1

Suppose I have a char in the variable c and a positive int in the variable n. I want to build the str containing c occurring n times. How can I do it?

I tried building it as a String, and maybe I just got dizzy trying to read the documentation on strings, but I couldn't see how to convert it to a str. But then if I'm trying to just build it as a str directly then I couldn't see how to do that either.

For context, here is the full function I'm trying to implement. It takes a string and finds the longest sequence of consecutive characters (and breaks ties by taking the first that occurs).

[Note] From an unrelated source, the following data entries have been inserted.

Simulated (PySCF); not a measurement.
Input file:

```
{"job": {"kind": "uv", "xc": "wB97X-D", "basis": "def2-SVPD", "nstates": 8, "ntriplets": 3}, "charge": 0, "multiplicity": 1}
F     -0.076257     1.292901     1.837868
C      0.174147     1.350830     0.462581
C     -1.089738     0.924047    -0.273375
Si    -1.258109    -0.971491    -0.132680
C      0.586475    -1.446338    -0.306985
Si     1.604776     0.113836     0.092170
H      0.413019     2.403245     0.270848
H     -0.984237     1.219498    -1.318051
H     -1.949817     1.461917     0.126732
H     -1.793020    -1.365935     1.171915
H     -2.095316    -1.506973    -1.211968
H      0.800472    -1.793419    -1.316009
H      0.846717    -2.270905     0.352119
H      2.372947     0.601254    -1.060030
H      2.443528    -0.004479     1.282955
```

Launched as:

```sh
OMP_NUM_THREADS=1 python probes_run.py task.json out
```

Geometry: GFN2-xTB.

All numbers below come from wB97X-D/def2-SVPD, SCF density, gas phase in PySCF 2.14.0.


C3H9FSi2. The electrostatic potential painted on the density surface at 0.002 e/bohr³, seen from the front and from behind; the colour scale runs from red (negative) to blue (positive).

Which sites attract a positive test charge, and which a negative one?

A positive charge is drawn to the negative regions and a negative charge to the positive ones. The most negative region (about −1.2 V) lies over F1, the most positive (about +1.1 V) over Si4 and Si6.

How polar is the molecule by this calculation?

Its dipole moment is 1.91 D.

pub fn longest_sequence(s: &str) -> Option<&str> {
    if s.len() == 0 { return None; }
    let mut current_c = s.as_bytes()[0] as char;
    let mut greatest_c = s.as_bytes()[0] as char;
    let mut current_num = 0;
    let mut greatest_num = 0;
    for ch in s.chars() {
        if current_c == ch {
            current_num += 1;
            if current_num > greatest_num {
                greatest_num = current_num;
                greatest_c = current_c;
            }
        } else {
            current_num = 1;
            current_c = ch;
        }
    }
    // Now build the output str ...
}
Addem
  • 3,635
  • 3
  • 35
  • 58
  • For your particular problem, you don't need to build a new string, note that you could return a substring of your original string `s`. Once you have your start/end indexes of the longest sequence, you just return `s[start..end]` – effect Dec 02 '22 at 00:59
  • Note that `String`/`str` in Rust are designed to handle UTF-8, which makes how they work quite different than languages like C/C++. See this question for more details: https://stackoverflow.com/questions/24158114/what-are-the-differences-between-rusts-string-and-str – effect Dec 02 '22 at 01:03
  • @effect Right, so I tried something like that. I didn't return a slice of the original string (because that seems hard, and it seems easier to just identify the character I want and its frequency, rather than tracking the indices at which they occur) but I tried making a new string and then returning a string slice of that. But then I ran into ownership issues with that, that I don't fully understand. – Addem Dec 02 '22 at 01:04
  • 3
    Ok, if you want to do it that way, then you probably want to return a `Option` instead of an `Option<&str>`. You can't return a `&str` reference to a `String` you create within the function, since the `String` goes out of scope at the end of the function, making your reference invalid. – effect Dec 02 '22 at 01:14
  • @effect Ah ... wow, this ownership stuff ... ok, I think you're right then, maybe I should just do whatever it takes to slice the input string instead. Ok, thank you! – Addem Dec 02 '22 at 02:16
  • @Addem Creating a string in other languages and returning a reference to it is undefined behaviour as well .. in general, creating a temporary variable and returning a reference to it is undefined behaviour. Rust just tells you that it is a problem ;) – Finomnis Dec 02 '22 at 06:19
  • *"but I couldn't see how to convert it to a `str`"* - to me, the more important question is why are you trying to do this? Why do you require a `str` as a return value? I agree with @Addem that returning a `String` would probably be the right way to go. – Finomnis Dec 02 '22 at 06:22

2 Answers2

3

I think there are a couple of misconceptions about str vs String.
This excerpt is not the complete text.